Ohio finds new use for driver’s license photos

Since June, Ohio law enforcement has been testing a system that allows officers to determine the identity of individuals in surveillance videos by comparing their faces to their driver’s license photos and mug shots.

Using technology similar to that which social networks employ to identify users’ friends in photos, the Ohio system is another tool law enforcement can use to identify criminals or generate stronger investigative leads.

“This is a step forward for law enforcement, but in many ways it’s just using the photographs that have been available to law enforcement in a more efficient way,” Superintendent of the Ohio Bureau of Investigation Tom Stickrath told WOUB News.

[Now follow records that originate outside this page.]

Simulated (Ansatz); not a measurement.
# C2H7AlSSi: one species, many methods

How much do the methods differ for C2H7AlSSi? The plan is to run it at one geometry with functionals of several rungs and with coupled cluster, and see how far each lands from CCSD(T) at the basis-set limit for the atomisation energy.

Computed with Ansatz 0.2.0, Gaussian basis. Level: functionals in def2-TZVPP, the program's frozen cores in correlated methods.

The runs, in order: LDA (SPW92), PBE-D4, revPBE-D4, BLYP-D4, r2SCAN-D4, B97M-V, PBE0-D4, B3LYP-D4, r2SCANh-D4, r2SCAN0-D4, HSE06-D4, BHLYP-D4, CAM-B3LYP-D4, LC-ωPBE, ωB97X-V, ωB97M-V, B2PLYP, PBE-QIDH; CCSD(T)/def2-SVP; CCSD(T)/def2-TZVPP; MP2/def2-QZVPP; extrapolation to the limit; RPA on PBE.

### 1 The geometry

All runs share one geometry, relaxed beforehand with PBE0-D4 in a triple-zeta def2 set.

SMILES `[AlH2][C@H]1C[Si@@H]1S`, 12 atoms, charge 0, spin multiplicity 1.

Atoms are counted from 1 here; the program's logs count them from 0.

Although the technology is currently in the testing phase, it has been used successfully in investigations. Recently, investigators in northern Ohio used the system to find a family associated with an abandoned baby stroller. Ohio officials expect it to be especially useful for crimes like robbery, where a security camera often records the suspect.

Region IV

Utah Legislature raises speed limits

Through what Utah State Senator Scott Jenkins called “the coolest bill of the whole year,” the state of Utah is raising the speed limit on 289 miles of its highways to 80 mph. Engineers looking at the roads, which currently have a speed limit of 75 mph, found that most drivers are already on the road riding safely at 80–82 mph.

The state has been testing 80 mph zones for years, and it has found that no more fatal accidents occurred in those test zones due to the increased speed.

Although the new limit is reflecting a trend already occurring in drivers, not everyone is happy with the increase. A spokeswoman for AAA Utah expressed concern to the Salt Lake Tribune, saying it may increase accidents and insurance rates and that “high speeds bring more fatal crashes” due to the extra force.

As of now, Utah and Texas are the only states with speed limits of 80 mph or higher; however, a Utah Department of Transportation official told the Salt Lake Tribune that many states are reviewing speed limits.

California DMV reality show deal falls apart

A plan to make a reality show featuring the crew of a California Department of Motor Vehicles branch went sour, culminating with one of the show’s producers suing Ashton Kutcher’s Katalyst Media, which was a co-producer of the show.

The complaint comes from Heeda Muskat, who initially conceived the idea for the show based on experiences her daughter had with the DMV. Muskat claims that the DMV was wary about getting involved with Kutcher’s company due to its association with hidden-camera prank shows like “Punk’d.”

In the lawsuit, Muskat claims that due to this wariness, she was promised control of the show. The lawsuit states that Muskat alleges that after this promise of control, she was purposefully excluded from meetings regarding the project, and this eventually led to the DMV backing out of the deal. A separate suit filed by Katalyst Media against the DMV was settled privately.